Over the past 25 years, I have seen many changes in how we travel as well as where we travel: country names have changed; new, independent countries have emerged; danger zones have shifted; and the world has become a more interconnected and, in many ways, fearful place. Peace has been achieved in some places, but in others war and conflict is the established order. And many previously off-the-beaten-path destinations are becoming known to more travelers.
When I began my first travels overseas in Europe in 1990, the world was a very different place. There was no TSA or widespread use of digital photography or the Internet. And the world political situation was very different.
In Western Europe, this was before the Chunnel, the Alamilla Bridge in Sevilla (the iconic landmark constructed for Expo ‘92), and the Eye in London were built.
In Eastern Europe, this was just after the Berlin Wall came down. Yugoslavia was still a country when I took the train through it from Greece to Austria. Czechoslovakia had been the Czech Republic and Slovakia for just 1 year. Romania seemed to me a dark, cold country with a Communist-era feel beginning to find its place in the world just 5 years after the Ceausescu regime. And Russia (although I wasn’t there), was struggling with major political and economic problems just after the collapse of the U.S.S.R.
When I was in Central America, at the beginning of 1995, the Guatemalan Civil War was nearing the end and the Salvadoran Civil War was just over; Honduras was not the danger zone it is now; and Nicaragua was new, unexplored terrain.
In the Middle East, there was no ISIS or bin Laden, the world was not fearful that terrorist attacks could happen anywhere at anytime, and you could visit Syria (and I did).
In Asia, Hong Kong was still British and Macau was still Portuguese; the Petronus Towers—a major landmark in Kuala Lumpur, Malaysia—weren’t yet built (in 1995); and Myanmar was Burma, a relatively unknown tourist destination while the Burmese opposition leader and Noble Peace Prize winner Aung San Suu Kyi was under house arrest.

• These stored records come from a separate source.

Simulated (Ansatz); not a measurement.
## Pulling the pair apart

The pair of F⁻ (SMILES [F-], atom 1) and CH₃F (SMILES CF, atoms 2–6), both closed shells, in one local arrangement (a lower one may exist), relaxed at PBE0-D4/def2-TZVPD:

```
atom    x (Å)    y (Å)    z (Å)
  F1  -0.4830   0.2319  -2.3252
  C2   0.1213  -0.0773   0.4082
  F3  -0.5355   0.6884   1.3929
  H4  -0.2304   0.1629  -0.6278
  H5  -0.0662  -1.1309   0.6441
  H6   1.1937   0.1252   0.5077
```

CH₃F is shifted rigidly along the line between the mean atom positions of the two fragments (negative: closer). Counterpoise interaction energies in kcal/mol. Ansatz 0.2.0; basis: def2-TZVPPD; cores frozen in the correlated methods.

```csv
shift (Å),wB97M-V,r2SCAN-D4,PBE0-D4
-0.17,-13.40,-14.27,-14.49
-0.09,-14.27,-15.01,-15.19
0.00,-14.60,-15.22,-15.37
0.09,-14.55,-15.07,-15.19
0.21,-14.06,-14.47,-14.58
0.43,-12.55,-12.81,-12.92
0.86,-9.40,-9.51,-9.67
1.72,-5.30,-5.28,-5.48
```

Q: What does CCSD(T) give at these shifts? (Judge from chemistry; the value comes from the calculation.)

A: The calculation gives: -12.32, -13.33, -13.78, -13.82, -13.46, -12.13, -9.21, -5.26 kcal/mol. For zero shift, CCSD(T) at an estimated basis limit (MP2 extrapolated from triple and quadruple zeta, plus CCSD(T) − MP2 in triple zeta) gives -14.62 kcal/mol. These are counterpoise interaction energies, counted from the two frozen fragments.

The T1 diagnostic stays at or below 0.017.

In this decade, the Middle East continued to be a region of unrest and change: the wars in Iraq and Afghanistan; the death of Libyan president Muammar Gaddafi in 2011, after 42 years in power; and the Arab Spring uprisings throughout the region in 2011 made this area even more transitional and problematic for a traveler. And likely the most major change in the world came after Sept. 9, 2011, with stricter travel procedures and a new worldview—a pivotal time in world history for everyone, not just travelers.
Now, in 2015
The no-go regions have changed: In Latin America, Northern Mexico is problematic, Chiapas is ok; Honduras is off, Colombia is on; and Cuba is becoming an option for Americans. In the Middle East, Egypt is problematic; Syria is off; and Iran is becoming an option for Americans. And in Africa, new countries exist—Namibia (1990), Eritrea (1993), the Democratic Republic of the Congo (1997), and South Sudan (2011). Rwanda is now a peaceful country popular for gorilla trekking not the racial genocide of 1994, and South Africa is known for Cape Town, not apartheid and an incarcerated Nelson Mandela. And “glamping” provides up-scale accommodation for safari campers throughout Africa for those wanting to experience Africa in a more luxurious way.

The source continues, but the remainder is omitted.